2016年10月5日 星期三

Wineshark HK Restaurant Review - Wagyu Takumi

Located in Wanchai and near where my secondary school is, this Michelin 2-star Japanese French restaurant may take you a while to find. Fortunately(?) we saw some mainland tourists taking photos with the restaurant sign so could readily tell where it is.

Once inside, you would find it is only a small restaurant with seating around the open kitchen, maybe around 14 in total. Immediately we were greeted by Chef Mori and his team and seated at one end of the counter, which was more private. Honest speaking the decoration might not have a big wow factor, but the close proximity to the chef and kitchen allows you to have a first-hand close-up experience on the cooking and delicate preparation of the dishes which is also a great experience on its own.

We had decided to go for the tasting menu, which has 8 courses and I also opted for the wine pairing. To begin with, we have the Amuse Bouche, comprising three seasonal items. The first is a beef tartar on rice cracker, which is seasoned perfectly and giving a nice contrast on texture with the cracker. The second is a fennel soup with some crab meat, full of flavors and delicate, and the last is a deep fried scallop ball which got a puffy outside, with the scallop soft and melting inside. The presentation is also impeccable. This certainly reminded me of some similar experience from Amber and L'Atelier de Joel Robuchon. The wine paired is a Blanc de Blancs from Champagne.

Second course is Sanma, which is Bourghour with Fresh Herbs and Sweet Bitter Sauce. The fish is very fresh and tasty, having been marinated and slightly pan-fried, with some onion, cucumber and tomato chopped very finely underneath. A fantastic dish and is one of my favorite on the night. The sauce is also phenomenal, made by the fish reduction to provide a anchovy notes to further enhance the taste. The wine paired is a Sancerre.

Third is Uni, which is Hokkaido Sea Urchin with Lily Root and Caviar. Once again the presentation is very beautiful, with the sea urchin fresh and complemented by the caviar. There are also some shrimp with the lily root jelly to give a different bite to the enjoyment. Probably because we had experienced some of the best sea urchin back in Hokkaido, this one is a bit short of expectation, but it is still a very good one. The wine paired is a Chablis Grand Cru.

Fourth is Japanese Octopus, which is cooked with red wine, pumpkin espuma and truffle foam. The octopus has the right texture and can easily be cut by the knife, and got a bit of chew to offer, and the red wine sauce added a nice note on the finish. To pair with this sauce, the chef has a grape on the side which got some spice sprinkled which added an extra dimension to the palate, and the pumpkin espuma and truffle foam further increased the complexity on the flavors. The wine paired is a Pinot Noir from Alsace.
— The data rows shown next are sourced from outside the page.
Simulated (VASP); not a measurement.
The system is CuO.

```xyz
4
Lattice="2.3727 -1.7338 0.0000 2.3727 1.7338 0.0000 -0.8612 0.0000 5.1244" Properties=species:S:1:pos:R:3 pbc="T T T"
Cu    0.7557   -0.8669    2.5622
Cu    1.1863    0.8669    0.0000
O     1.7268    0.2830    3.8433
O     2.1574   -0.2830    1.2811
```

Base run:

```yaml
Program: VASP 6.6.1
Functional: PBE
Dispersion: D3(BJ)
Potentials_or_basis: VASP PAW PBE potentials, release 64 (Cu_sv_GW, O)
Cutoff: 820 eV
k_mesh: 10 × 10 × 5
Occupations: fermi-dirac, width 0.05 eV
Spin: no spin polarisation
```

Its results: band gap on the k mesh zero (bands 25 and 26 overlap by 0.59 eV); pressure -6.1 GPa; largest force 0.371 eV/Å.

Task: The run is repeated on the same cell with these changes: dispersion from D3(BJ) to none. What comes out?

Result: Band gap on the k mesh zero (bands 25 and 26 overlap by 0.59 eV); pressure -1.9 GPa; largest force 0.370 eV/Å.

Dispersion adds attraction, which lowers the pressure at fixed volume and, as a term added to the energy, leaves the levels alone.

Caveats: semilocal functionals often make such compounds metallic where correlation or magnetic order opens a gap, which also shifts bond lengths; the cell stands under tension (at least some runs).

Fifth course is Barley Risotto, with Abalone and Shimanto Seaweed and Lotus Root. This is a signature dish of the restaurant, and looking at how the risotto is being prepared throughout you would further be amazed by the skills of the chef, in not only cooking the risotto with the perfect bite, flavor and creaminess, the lotus root further adding a crunchiness to it, the abalone is simply out of this world with a very tender texture, perfect marination which I couldn't stop eating. This dish is my favorite on the night and certainly warrants one to return. The wine paired is an older vintage Gewurztraminer from Alsace.

Sixth comes Ayu, a Crispy Japanese Sweetfish with Komatsuna Puree and Water Eggplant. The fish is prepared so that it could be eaten whole, with bones and tail and everything, wrapped in a thin rice paper to deep fry, but there is no any oily feeling at all. There is a aioli sauce on the side to pair with the fish, and the finely chopped vegetable giving a good balance to the sweetfish. The wine paired is a Junmai Daiginjo, a Japanese sake.

Seventh is the main course which got a choice of three to choose. I have decided to go for French Blue Lobster, while Ivy decided to try the Japanese Wagyu. My lobster is cooked with lemon-grass flavor, gnocchi and seasonal vegetables, and there is also a lobster sauce poured on top to bombard my taste buds. Such intensity on the sauce did not mask the lobster taste, a good sign that the lobster is fresh and good quality. The wine paired is a Cote-Rotie from Rhone.

Last came the dessert, which is Rhubarb, with Ricotta Lemon Ice Cream with Tonka Bean Mousse. Different parts of the rhubarb had been used to prepare this dish, and overall it was such a nice wrap up to the meal with the stem providing good acidity to balance the sweetness of the ice cream and the mousse. There is no wine paired for this but by then I think I also got enough alcohol in me to go for more.

There is some explanation for each dish when they are served, but it is a bit too superficial and I would probably expect more elaboration on how it was cooked and prepared apart from what the ingredients are included. But nevertheless the service is still good, and I have a few words with Chef Mori to say thanks for such a wonderful meal and everything is so tasty. This connection between the chef and the customer is a key element for the restaurant in my opinion and Wagyu Takumi can certainly deliver that well.

The price is quite expensive, with the tasting menu at $2080 and the wine pairing an additional $1080. Overall on the night the bill was $5861. Still I would recommend you to sample their signature dishes and really appreciate the skills and attention the chef put in each dishes.

My overall rating is 68/100.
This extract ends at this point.